Restrictions on eligible instruments
30.—(1)  For the purposes of section 90 of the Act, a Division 6 FI must ensure that the contract —
(a)that governs an eligible instrument issued by it; and
(b)that is governed by any law other than the law of Singapore,
must contain a provision to the effect that the parties to the contract agree that the eligible instrument may be the subject of a bail‑in certificate.
(2)  In particular, the contract must contain provisions to the effect that —
(a)the eligible instrument may be subject to cancellation, modification, conversion, change in form or have the effect as if a right of modification, conversion or change of its form had been exercised by the Authority in the exercise of the Authority’s powers under Division 6 of Part 8 of the Act; and
(b)the parties agree to be bound by a bail‑in certificate.
(3)  Paragraphs (1) and (2) do not apply to an eligible instrument that the Authority specifies in a written notice to the Division 6 FI.
(4)  To avoid doubt, where a contract mentioned in paragraph (1) contains any provision to the effect that upon the occurrence of a specified event, the eligible instrument may be cancelled, modified, converted, changed in form or may have the effect as if a right of modification, conversion or change of its form had been exercised, that provision is unaffected by Division 6 of Part 8 of the Act or the exercise by the Authority of any power under it.
(5)  For a contract mentioned in paragraph (1), the Division 6 FI must, before the issuance of the eligible instrument, provide to the Authority a legal opinion by a person qualified to practise law in the jurisdiction of the governing law of the contract, as to the enforceability in that jurisdiction of the provision required under paragraph (1) to be contained in the contract.
(6)  However, the Authority may, on an application made by a Division 6 FI before the issuance of an eligible instrument, and subject to any conditions and restrictions as the Authority may impose, extend the time for the provision of the legal opinion mentioned in paragraph (5) by up to 10 business days after the date of issuance of the eligible instrument, and paragraph (5) applies accordingly.
(7)  A single legal opinion may be provided for one or more contracts or classes of contracts.
(8)  A Division 6 FI that fails to comply with paragraph (1) or (5) (read with paragraph (6)) shall be guilty of an offence and shall be liable on conviction to a fine not exceeding $150,000.

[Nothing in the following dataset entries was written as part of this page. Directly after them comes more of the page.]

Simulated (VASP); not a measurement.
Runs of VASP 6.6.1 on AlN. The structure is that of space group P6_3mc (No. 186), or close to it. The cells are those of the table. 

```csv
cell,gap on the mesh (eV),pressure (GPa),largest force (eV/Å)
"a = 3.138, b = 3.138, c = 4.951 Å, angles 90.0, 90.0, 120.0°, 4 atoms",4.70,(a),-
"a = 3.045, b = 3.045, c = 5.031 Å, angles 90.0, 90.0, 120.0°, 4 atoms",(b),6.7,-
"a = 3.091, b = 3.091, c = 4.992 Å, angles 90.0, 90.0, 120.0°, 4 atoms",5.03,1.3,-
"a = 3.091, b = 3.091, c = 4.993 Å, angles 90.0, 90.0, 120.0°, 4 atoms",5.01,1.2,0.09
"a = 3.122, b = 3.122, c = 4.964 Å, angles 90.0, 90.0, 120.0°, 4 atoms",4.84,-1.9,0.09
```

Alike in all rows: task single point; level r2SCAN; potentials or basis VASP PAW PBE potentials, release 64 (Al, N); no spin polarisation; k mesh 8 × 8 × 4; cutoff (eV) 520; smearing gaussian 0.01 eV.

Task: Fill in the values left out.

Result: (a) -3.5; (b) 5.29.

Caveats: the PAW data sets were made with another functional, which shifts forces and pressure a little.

(9)  In this regulation, “business day”, in relation to a contract mentioned in paragraph (1), means any calendar day other than any of the following days in the jurisdiction of the governing law of that contract:
(a)a Saturday;
(b)a Sunday;
(c)a public holiday;
(d)a bank holiday.
Disclosure requirement
31.—(1)  A Division 6 FI must disclose, on the front cover of a prospectus, information memoranda, offering circular or other offering document related to an eligible instrument issued by it, that the instrument may be subject to cancellation, modification, conversion or change in form under a bail‑in certificate.
(2)  A Division 6 FI that fails to comply with paragraph (1) shall be guilty of an offence and shall be liable on conviction to a fine not exceeding $150,000.
PART 6
TERMINATION RIGHTS
Persons excluded from section 93 of Act
32.  For the purposes of section 93(3)(b) of the Act, a notice issued under section 93(2) of the Act does not apply to a termination right under a contract between a pertinent financial institution and any of the following persons:
(a)a central bank of a country or territory outside Singapore;
(b)the Authority;
(c)an operator or a settlement institution of a designated system under the Payment and Settlement Systems (Finality and Netting) Act 2002;
(d)an approved clearing house, a recognised clearing house or a Depository under the Securities and Futures Act 2001.
Contractual recognition of sections 92 and 93 of Act
33.—(1)  A qualifying pertinent financial institution, or any subsidiary of a qualifying pertinent financial institution, must include a provision in each specified contract to which the qualifying pertinent financial institution or subsidiary is a party, the effect of which is that the parties to the contract agree to be bound by section 92 of the Act and by any suspension of a termination right in the contract by the Authority under section 93 of the Act, where —
(a)the qualifying pertinent financial institution or subsidiary enters into the specified contract on or after 1 November 2024; or
(b)the qualifying pertinent financial institution or subsidiary executes any transaction under the specified contract on or after 1 November 2024.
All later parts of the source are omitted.